This is somewhat tangential, but perhaps relevant to this discussion:

Debian, and by extension Ubuntu, has been shipping wasi-libc (as well as libstd-rust-dev-wasm32) for some time now. I am a Debian Developer, but not the maintainer of these packages, nor have I been involved at all in packaging these two, or any other relevant packages like LLVM/Clang. However, I have been working recently on adding compiler-rt packages for wasm32/wasm64, as well as libc++ for wasm32-wasi, all generated by the llvm-toolchain-NN source packages (which are shipped in Debian, Ubuntu, and apt.llvm.org). See Debian Salsa MR#97 and Debian Salsa MR#103). I believe that this will alleviate the need for using a sysroot on these platforms, and, more broadly, the WASI SDK as a whole. In other words, once these land, it will be possible to just run clang -target wasm32-wasi foo.c and clang++ --target=wasm32-wasi foo.cpp without needing to download anything from the web, or specify any other arguments. (As an aside: there are some aspects that I'm uncertain about, like how to name these packages, as noted in a comment on the second MR above; if there is a place to discuss these further like a realtime chat or something, I'd be happy to collaborate. Otherwise, feel free to respond there, or hit me up at @debian.org, or over IRC on libera/OFTC, if you have any thoughts or feedback!)

Given the above, I'm interested in what the future holds for WASI, including how we could handle these new pthread builds.

  • From a distribution standpoint, having entirely different sysroots as suggested at some point above, would be problematic as things are right now. Debian has made the decision (so far) to not ship a sysroot, but rather ship wasi-libc under /usr, specifically /usr/include/wasm32-wasi.
  • A separate target would probably work. But, it means we would have to replicate everything, and ship multiple variants of every package, with and without multi-threading support. So while I haven't thought this through yet, I share the sentiments expressed above about the overhead of such a solution.
  • "Different paths within the same sysroot" + "patching clang to look there" option seems to be relatively straightforward, and would probably work as-is without the need to do anything too special.

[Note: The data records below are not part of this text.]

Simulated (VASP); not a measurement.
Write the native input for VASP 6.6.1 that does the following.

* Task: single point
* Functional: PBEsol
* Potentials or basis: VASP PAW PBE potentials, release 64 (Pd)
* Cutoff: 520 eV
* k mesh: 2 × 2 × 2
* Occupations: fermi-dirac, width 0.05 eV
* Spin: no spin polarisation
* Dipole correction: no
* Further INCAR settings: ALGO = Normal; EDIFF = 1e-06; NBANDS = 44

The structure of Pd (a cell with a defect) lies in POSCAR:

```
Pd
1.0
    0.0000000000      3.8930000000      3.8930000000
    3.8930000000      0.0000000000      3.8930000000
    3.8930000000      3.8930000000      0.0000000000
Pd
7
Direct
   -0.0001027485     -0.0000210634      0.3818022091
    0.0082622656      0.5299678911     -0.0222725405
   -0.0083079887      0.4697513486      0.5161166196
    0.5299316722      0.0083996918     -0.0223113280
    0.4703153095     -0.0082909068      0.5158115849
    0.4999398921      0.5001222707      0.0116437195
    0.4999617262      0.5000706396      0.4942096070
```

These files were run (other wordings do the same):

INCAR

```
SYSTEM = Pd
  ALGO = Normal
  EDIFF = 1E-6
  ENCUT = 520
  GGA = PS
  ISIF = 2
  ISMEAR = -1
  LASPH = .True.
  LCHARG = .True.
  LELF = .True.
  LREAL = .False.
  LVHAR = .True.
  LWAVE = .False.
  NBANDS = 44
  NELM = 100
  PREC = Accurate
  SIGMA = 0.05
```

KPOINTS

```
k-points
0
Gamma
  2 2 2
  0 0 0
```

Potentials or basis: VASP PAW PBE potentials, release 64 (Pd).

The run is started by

Finally, this may be a very naive question but perhaps worth asking: in a future where a (p)threaded ecosystem exists and is stable, is there value in shipping the single-threaded one? In other words, given it's early days for WASI in Debian, would it make sense for Debian to just switch the "wasi-libc" package (and libc++ etc.) to a THREAD_MODEL=posix build, and not ship the "single" builds at all?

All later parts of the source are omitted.